DUBAI: Former Pakistan all-rounder Mudassar Nazar insists his country will once again be the kings of Asian cricket despite India’s rise as world beaters on the back of the riches of the IPL.
Pakistan were kings of the sub-continent from the mid-1980s to 1990s with their on-field brilliance under Imran Khan, who led them to the 1992 World Cup, before India turned the tables.
“I don’t think Pakistan has changed. It is India who have changed,” Nazar told AFP ahead of the eagerly-awaited India-Pakistan clash at the Twenty20 World Cup in Dubai on Sunday.
“With the advent of the IPL they have used the money really, really well. If you look at the domestic competition in India, look at all the associations, how well they are organizing their cricket.

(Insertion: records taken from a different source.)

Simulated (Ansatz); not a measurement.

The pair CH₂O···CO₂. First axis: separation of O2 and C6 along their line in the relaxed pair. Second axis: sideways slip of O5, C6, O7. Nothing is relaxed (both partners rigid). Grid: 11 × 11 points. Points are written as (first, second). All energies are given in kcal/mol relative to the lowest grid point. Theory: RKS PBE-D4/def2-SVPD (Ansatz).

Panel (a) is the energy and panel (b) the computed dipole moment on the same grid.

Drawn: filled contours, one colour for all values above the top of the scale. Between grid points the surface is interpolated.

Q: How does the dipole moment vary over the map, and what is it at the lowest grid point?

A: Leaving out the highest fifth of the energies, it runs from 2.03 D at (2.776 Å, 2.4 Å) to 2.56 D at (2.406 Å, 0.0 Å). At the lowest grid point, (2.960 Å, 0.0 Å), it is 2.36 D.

He added: “Everybody has got their own stadium, their own academies, school cricket, state cricket. Cricket is thriving in India.
“But the people who have been consistently doing well have been England and Australia...India is in the forefront and among the three best sides in the world.”
Starting in 2008, a year after the inaugural T20 World Cup, the IPL ushered in a new era of white-ball cricket that witnessed the game break new ground in viewership and fan base.
The IPL emerged as the world’s richest T20 league with its brand value estimated at $6.7 billion in 2019 by the Duff and Phelps financial consultancy.
At the same time, Pakistan was becoming a no-go zone for international cricket following the 2009 terror attack on the visiting Sri Lanka team.
“The BCCI have been very clever in how they used the IPL money. Indian cricket was powerful before that but since then it has seen a lot of consistency,” said Nazar.
“They have got all the areas covered. You talk about fast bowling, you talk about spinners, fielding, the physical side, it’s a powerhouse. They seem to be getting top class batsmen every season. At the moment they are looking very formidable.”
But Nazar remains hopeful that the Pakistan Super League (PSL) — the nation’s premier T20 tournament — and new management will revive the game.
“It is also a matter of cycles. One decade we could be better than the rest of the world and then somebody else catches up,” said Nazar, who played 76 Tests between 1976 and 1989 with a batting average of over 38.
He also sees a bright future under new PCB chairman Ramiz Raja.
“Things have started to improve with the PSL, but it will take time. It took time for India to revive.”
“There is no club cricket and there is hardly any state cricket, so that’s a stumbling block.
“But now with the new management coming in, Ramiz is a former cricketer and I think he will shape things better, put us on the right path and in the next couple of years probably we will be as strong as we used to be.”
Pakistan once had a far better head-to-head record against India who played catch up with their arch-rivals from 2000 onwards.
Nazar, who had been part of that strong Pakistan set-up, said the national team will someday turn a corner and notch up their first win against India in a World Cup.
“When we were playing we always had the edge and toward the end of my career we won most games against India than we lost,” said the 65-year-old Nazar.
“It needs somebody to come up with some brilliance. Somebody has a damn good game. Somebody has a decent century and bowls a decent spell and all of a sudden the tables will turn.”